Your RCM agent will have all the information on what homes are selling for in your desired area. Gather data on what meets your criteria.
A good down payment is 15-20% of the final cost. The less you put down, the higher the interest rate you will probably receive, and the longer your loan may be. The down payment is the only piece of your new house that you own. Your lienholder actually owns the rest.

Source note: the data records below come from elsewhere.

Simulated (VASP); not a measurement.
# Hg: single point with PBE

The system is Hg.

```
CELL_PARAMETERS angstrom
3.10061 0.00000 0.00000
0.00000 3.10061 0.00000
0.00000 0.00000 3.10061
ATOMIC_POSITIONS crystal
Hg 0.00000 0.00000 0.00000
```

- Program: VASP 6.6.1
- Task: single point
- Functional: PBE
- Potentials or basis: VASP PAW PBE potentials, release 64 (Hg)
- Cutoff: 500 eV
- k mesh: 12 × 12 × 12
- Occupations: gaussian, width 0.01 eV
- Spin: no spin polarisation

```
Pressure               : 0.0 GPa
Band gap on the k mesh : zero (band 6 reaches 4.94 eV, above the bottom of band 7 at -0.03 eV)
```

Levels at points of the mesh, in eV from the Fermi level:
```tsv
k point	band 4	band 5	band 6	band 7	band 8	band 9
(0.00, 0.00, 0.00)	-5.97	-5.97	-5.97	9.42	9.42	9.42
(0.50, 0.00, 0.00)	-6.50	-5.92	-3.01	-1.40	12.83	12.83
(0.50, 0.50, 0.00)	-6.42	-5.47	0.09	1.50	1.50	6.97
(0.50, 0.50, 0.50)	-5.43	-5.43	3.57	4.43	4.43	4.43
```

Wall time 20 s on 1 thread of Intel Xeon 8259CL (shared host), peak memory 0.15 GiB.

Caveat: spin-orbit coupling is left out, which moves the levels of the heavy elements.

The internet can be a great resource while you research how to buy a house. Bankrate.com has a calculator that will help you determine what you can afford: Bankrate Calculator
You should aim for a home that is around 2.5 times your normal gross salary. Make sure to adjust this amount if you have significant accumulated debt or other pending financial issues. Your house payments really shouldn’t be much more than one week’s paycheck, and they should definitely be less than what you make in two weeks. The percentage of your anticipated down payment also comes into play here.
If you managed to up with a down payment of 20% for your prospective home, your lienholder would be ecstatic. With an even greater down payment, you can get an even bigger loan. And anything under 20%? You’ll need to get creative with your willingness to pay a long-term or higher-interest loan.
Fannie Mae, Freddie Mac, the FHA (Federal Housing Administration), and the Department of Veterans Affairs cater to buyers who can only make low down payments. You might be able to pay as little as 3-5 percent for your loan. For more information, check out Fanniemae.com or Freddiemac.com.
Caution: Down payments of less than 20% might incur PMI (private mortgage insurance). This protects the bank if you fail to make your payments. PMI adds around 0.5% of the total loan amount to your mortgage payments each year. So, financing $400,000 will make your PMI around $2,000 annually.
You also need money for fees and closing costs. Appraisal fees, loan fees, attorney fees, inspection fees, and title search fees usually come to around 5% of the total mortgage amount.
First-time homebuyers can withdraw up to $10,000 without penalty from an “Individual Retirement Account,” if you happen to have one. But you must pay taxes on whatever you withdraw. You can also receive a cash gift of up to $13,000 a year (the limit for 2009) from each of your parents without gift tax, which would be paid by the giver.